Today the store has one of the largest fabric collections in the Islands.

"We've got a reputation all over the island and around the world for having the best quality fabrics," she said. "I guess I'll be the one to run it someday."

Changing with times

Many of the stores have managed to survive by changing with the times.

Employee Dottie Combs sits on the front porch of Kealakekua’s Grass Shack, where customers’ business cards hang from the ceiling.

Deborah Booker • The Honolulu Advertiser

The Y. Kimura Shoten started as a general store in 1914. Today, it specializes in lauhala products and weaving materials.

Many of the storefronts in Holualoa date back as far as 1915 but are occupied today by artists, framers and craftsmen who have helped make the town a thriving arts community. The T. Kamigaki general store founded in 1948 in Kalukalu grew into a large supermarket in 1984. Teshima's Restaurant, famous for its Japanese cuisine, started frying hamburgers when the area was filled with American soldiers during World War II.

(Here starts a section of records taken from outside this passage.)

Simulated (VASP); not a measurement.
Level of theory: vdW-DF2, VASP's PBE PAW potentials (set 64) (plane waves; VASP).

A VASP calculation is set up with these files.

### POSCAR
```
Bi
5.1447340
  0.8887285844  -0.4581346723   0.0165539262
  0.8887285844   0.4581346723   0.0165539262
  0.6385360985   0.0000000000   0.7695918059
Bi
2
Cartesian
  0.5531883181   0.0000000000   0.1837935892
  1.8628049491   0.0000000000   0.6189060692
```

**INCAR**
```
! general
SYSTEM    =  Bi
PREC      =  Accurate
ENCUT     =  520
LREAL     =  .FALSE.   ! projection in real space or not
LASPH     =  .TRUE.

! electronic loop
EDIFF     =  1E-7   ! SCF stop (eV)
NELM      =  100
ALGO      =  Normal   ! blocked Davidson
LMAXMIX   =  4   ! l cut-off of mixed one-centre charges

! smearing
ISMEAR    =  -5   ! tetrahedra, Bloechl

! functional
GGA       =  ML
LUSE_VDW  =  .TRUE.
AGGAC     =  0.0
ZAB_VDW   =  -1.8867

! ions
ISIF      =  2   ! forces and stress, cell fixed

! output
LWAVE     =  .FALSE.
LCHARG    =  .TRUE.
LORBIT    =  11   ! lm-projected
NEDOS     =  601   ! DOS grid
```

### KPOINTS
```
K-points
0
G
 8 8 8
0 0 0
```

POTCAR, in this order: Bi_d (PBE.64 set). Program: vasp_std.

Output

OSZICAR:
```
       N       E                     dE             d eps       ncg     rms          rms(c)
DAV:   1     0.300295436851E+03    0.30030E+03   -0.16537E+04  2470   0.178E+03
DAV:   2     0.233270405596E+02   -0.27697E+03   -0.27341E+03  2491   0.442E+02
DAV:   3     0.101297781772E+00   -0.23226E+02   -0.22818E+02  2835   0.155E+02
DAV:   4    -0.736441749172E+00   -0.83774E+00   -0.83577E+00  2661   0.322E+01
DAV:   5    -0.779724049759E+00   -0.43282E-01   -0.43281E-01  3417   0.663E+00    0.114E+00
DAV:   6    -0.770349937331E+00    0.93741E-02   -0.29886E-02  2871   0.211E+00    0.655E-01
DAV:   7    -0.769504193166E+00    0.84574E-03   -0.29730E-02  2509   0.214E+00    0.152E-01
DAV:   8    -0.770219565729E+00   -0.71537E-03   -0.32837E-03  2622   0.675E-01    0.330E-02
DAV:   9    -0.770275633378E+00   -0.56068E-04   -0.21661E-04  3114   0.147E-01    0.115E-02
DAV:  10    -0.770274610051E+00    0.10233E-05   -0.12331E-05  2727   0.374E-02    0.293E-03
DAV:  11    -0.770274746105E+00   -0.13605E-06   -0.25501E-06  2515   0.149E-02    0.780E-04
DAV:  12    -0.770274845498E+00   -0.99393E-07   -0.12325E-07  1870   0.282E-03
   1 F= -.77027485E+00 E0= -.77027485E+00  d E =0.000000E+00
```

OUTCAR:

Lish Jens has owned Kealakekua's Grass Shack gift and handicraft store for more than 30 years along with husband Jonathan, but she knows the building's history goes back much further than that. In the 1960s, the building was the B. Usui Store; from the 1930s to 1950, it was the S. Ushiroda store; before that it was the Tokunaga Store.

"Right over here on the floor, you can see some of the resin from when this was a surf shop," she said. "Before that it was a boarding house, a theater rehearsal site, a shoe store and a grocery store. It's got a lot of lives."